/Albert_Finetune_with_Pretrain_on_Custom_Corpus

1. Pretrain Albert on custom corpus 2. Finetune the pretrained Albert model on downstream task

Primary LanguageJupyter Notebook

Introduction

Note: I have created a colab notebook in this repo, Albert_Finetune_with_Pretrain_on_Custom_Corpus_ToyModel.ipynb, which runs end to end for all steps with a toy model defined below, and requires only CPU for demonstration purpose.

This notebook (albert_toy) illustrates how to

  1. pretrain Albert with custom corpus
  2. further fine tune the pretrained Albert This notebook illustrates with example use case as, with a corpus of restaurant reviews to extract if there are any dish names in the restaurant review. The whole corpus of restaurant reviews will be used as custom corpus to pretrain Albert model. The the pretrained albert model would be further fine tuned on custom dish name recognition task (like a custom NER), with training data as labelled restaurant review indicating dish name tokens.

Dataset

Restaurant reviews:

data_toy/restaurant_review_nopunct.txt

"I like the mala steamboat a lot",

"The chicken rice doesn't taste nice"

Dish name from the reviews respectively, to be used to create training/evaluation data as labelled restaurant review indicating dish name tokens:

data_toy/dish_name_train.csv

"I like the mala steamboat a lot", "mala steamboat",

"The chicken rice doesn't taste nice.", "chicken rice",

data_toy/dish_name_val.csv

"I like the chicken rice a lot", "chicken rice",

"The mala steamboat doesn't taste nice.", "mala steamboat",

Steps

1. Build Vocab for own custom corpus

Overview

Google didnt open source the wordpeice unsupervised tokenizer, we can modify on open sourced SentencePiece or t2t text encoder subword builder to generate vocab that is compatible with bert/albert models.

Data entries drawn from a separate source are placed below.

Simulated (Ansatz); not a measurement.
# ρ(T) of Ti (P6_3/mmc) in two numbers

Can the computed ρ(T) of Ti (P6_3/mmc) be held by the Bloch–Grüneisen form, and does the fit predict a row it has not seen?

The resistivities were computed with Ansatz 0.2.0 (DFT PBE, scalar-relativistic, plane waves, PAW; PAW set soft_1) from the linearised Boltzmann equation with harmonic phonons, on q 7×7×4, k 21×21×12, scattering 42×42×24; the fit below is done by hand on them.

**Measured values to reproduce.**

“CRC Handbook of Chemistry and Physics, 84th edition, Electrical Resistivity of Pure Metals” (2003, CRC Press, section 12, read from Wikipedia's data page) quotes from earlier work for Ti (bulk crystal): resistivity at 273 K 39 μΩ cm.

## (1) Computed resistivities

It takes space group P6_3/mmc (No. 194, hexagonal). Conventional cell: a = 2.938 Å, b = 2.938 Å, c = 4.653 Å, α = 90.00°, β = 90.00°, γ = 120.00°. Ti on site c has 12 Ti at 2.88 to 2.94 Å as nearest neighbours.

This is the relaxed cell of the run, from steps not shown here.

An open source implementation of modifying t2t text encoder subword builder could be found at https://github.com/kwonmha/bert-vocab-builder

Steps

  1. Clone the repo (Create environment and install requirements accordingly)

  2. Prepare corpus files

  3. run the command in the repo directly python subword_builder.py --corpus_filepattern "{corpus_for_vocab}" --output_filename {name_of_vocab} --min_count {minimum_subtoken_counts}

    Refer models_toy/vocab.txt for vocab file built by above steps using the sample dataset

2. Pretrain Albert with own custom corpus

Overview

Repo: https://github.com/google-research/ALBERT

Steps

  1. Clone the repo (Create environment and install requirements accordingly)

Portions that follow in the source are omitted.